Meet the where-it’s-at-girl : Actress Hayley Atwell is poised to conquer Hollywood

Hayley Atwell has already starred alongside A-listers such as Emma Thompson and Keira Knightley, and with roles in two major TV series this autumn – plus a blockbuster movie in production – she’s on the brink of global superstardom. But, as Lydia Slater discovered, Britain’s Next Big Thing is doing her best to stay grounded…

Hayley says : ’Emma Thompson wrote to me after Brideshead, saying, "You can always count on my friendship"’

As befits an accomplished actress, Hayley Atwell knows how to make an entrance. She arrives at our photo shoot in a Clockwork Orange-style bowler hat, a skin-tight leopard-print dress that clings to her curves and spike-heeled Vivienne Westwood boots. Behind her, on a scarlet lead, trots her long-haired dachshund Tandy (‘as in Jessica’) who promptly relieves herself on the pavement. Hayley, unruffled, whips out a plastic bag and clears up the mess. ‘You can’t get too Hollywood if you’ve got a dog,’ she says cheerfully.

One could forgive Hayley, 28, a few starry airs and graces. A voluptuous, feline beauty with a talent to match, she’s had lead roles in films such as The Duchess and Brideshead Revisited. This autumn, she is starring in two major TV series for Channel 4 : The Pillars of the Earth and Any Human Heart. The Pillars of the Earth, an epic Ken Follett bestseller, is set in 12th-century England. Hayley plays Aliena, a wilful aristocrat brought down by power struggles during a time of civil war. She filmed with co-stars Rufus Sewell, Matthew Macfadyen and Donald Sutherland in Budapest over a five-month period and, although she invited her mother and her boyfriend to stay, admits that the shoot took its toll.

‘The novelty of staying in a hotel and being in a new place does wear off after a bit, and it can be very hard on relationships,’ she says. Thinking herself into the role of Aliena made coping more difficult still. ‘She loses everything and has to start again from the ground up. On my very last day, I had to film being brutally raped,’ she says. ‘After that, I decided I wouldn’t say yes to roles just because they were offered to me.’

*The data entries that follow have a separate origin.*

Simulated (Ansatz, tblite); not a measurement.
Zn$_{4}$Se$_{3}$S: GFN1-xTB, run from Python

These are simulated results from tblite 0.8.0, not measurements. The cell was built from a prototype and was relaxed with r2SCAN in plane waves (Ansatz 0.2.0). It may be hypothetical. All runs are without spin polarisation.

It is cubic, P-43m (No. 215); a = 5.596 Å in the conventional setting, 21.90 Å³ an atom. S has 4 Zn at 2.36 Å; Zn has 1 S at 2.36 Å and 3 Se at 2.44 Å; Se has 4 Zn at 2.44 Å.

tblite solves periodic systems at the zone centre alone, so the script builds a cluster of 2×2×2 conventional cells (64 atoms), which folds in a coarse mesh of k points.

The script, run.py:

Any Human Heart, an adaptation of William Boyd’s novel, was a less arduous experience. It follows the fortunes of Logan Mountstuart, who despite being personally insignificant, meets many of the 20th century’s most influential figures, from Hitler to Virginia Woolf. Hayley plays Logan’s second wife, Freya, opposite Matthew Macfadyen, coincidentally her co-star in Pillars. ‘The scenes we had together were mostly supposed to be domestic bliss, hanging out on a sofa, smoking fake cigarettes and talking about what we were going to cook that night,’ she says. And right now, she’s at Shepperton Studios filming Captain America, a £150 million blockbuster set in the Second World War, starring Chris Evans (Johnny Storm in the Fantastic Four) as the superhero. Hayley has landed the role of Peggy Carter, his girlfriend who works undercover for the French Resistance.

‘Peggy has to look as if she’s able to outrun men while wearing heels,’ says Hayley, demonstrating by striding very fast up London’s Highgate Hill (rather than sitting down for our chat, she’s suggested taking Tandy for a walk). ‘And she’s very tough, so I’ve been doing military circuits round Primrose Hill six times a week.’ She has also learnt how to handle a machine gun and revels in hanging out with her co-star Tommy Lee Jones.

A naturally chatty person, she finds the hype-building secrecy surrounding this particular project rather irksome, but as an adaptation of a Marvel comic, it’s all about the franchising. ‘I wouldn’t be allowed to do a DC Comics film for years, if ever,’ she laughs. ‘It’s like Coke and Pepsi.’ She’s already been hauled over the coals for revealing Jones would be taking a role in the film before he’d officially accepted it, and reveals that she has to keep her script in a locked box. ‘We can’t even call it Captain America on set – we have to use a code word,’ she confides.
Nevertheless, the experience has made her hungry for other big-budget movies. ‘It looks stunning and the scale of it is hard to comprehend.’ (Indeed, a few days after our meeting, snatched photos emerge of a submarine being lowered into Liverpool Dock…) Despite previously declaring that nothing would induce a move to Los Angeles, Hayley has now decided to take the plunge. ‘I can work with people over there who I’d never meet here. And I have an American passport and an American agent, so it makes sense.’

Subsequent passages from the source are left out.